5. The applicable tariffs are as follows: (identify by authority, number, page, and date).

____________________________ FRANCIS J. WALSH, JR. Subscribed and sworn to before me this day of , 198_. ____________________________ Notary Public

NOTES

[1] The attorneys are the New York law firm of Simon, Uncyk & Borenkind, specifically, Marc L. Zoldessy, a member of the firm, and Bathgate, Wegener, Wouters & Neumann, specifically, Timothy Neumann, a member of the firm, which is located in New Jersey. The Bathgate firm represents Frank Walsh in proceedings now pending in Bankruptcy Court in New Jersey.

[2] See also Powell v. Ward, 643 F.2d 924, 931 (2d Cir.1981) ("[a] court has the inherent power to hold a party in civil contempt in order to `enforce compliance with an order of the court or to compensate for losses or damages.'") (citations omitted), cert. denied, 454 U.S. 832, 102 S. Ct. 131, 70 L. Ed. 2d 111.

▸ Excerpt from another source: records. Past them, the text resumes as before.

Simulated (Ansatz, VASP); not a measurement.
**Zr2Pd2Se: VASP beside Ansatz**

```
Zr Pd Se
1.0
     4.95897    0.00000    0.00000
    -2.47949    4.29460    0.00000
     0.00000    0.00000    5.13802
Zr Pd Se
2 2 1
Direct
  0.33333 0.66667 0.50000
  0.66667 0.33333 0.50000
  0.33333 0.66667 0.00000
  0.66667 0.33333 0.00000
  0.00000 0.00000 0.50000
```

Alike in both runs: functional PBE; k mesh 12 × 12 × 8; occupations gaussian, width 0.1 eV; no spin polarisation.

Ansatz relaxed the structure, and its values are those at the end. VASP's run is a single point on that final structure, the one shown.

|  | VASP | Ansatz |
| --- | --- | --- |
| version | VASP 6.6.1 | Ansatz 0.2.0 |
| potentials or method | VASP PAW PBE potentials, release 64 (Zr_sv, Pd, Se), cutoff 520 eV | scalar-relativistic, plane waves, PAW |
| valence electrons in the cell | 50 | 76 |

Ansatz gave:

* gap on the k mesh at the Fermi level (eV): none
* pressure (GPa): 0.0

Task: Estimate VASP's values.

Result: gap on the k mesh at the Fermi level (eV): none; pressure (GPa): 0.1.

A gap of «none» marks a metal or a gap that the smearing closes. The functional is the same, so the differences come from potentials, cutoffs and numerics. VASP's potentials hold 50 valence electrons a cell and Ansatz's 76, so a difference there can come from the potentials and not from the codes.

[3] 11 U.S.C. § 362(a) reads:

[e]xcept as provided in subsection (b) of this section, a petition filed under section 301, 302 or 303 of this title . . . operates as a stay, applicable to all entities, of —

(1) the commencement or continuation, including the issuance or employment of process, of a judicial, administrative, or other action or proceedings against the debtor that was or could have been commenced before the commencement of the case under this title, or to recover a claim against the debtor that arose before the commencement of the case under this title;

(2) the enforcement, against the debtor or against property of the estate, of a judgment obtained before the commencement of the case under this title;

(3) any act to obtain possession of property of the estate or of property from the estate or to exercise control over property of the estate;

(4) any act to create, perfect, or enforce any lien against property of the estate;

(5) any act to create, perfect, or enforce against property of the debtor any lien to the extent that such lien secures a claim that arose before the commencement of the case under this title;

(6) any act to collect, assess, or recover a claim against the debtor that arose before the commencement of the case under this title;

(7) the setoff of any debt owing to the debtor that arose before the commencement of the case under this title against any claim against the debtor; and

(8) the commencement or continuation of a proceeding before the United States Tax Court concerning the debtor.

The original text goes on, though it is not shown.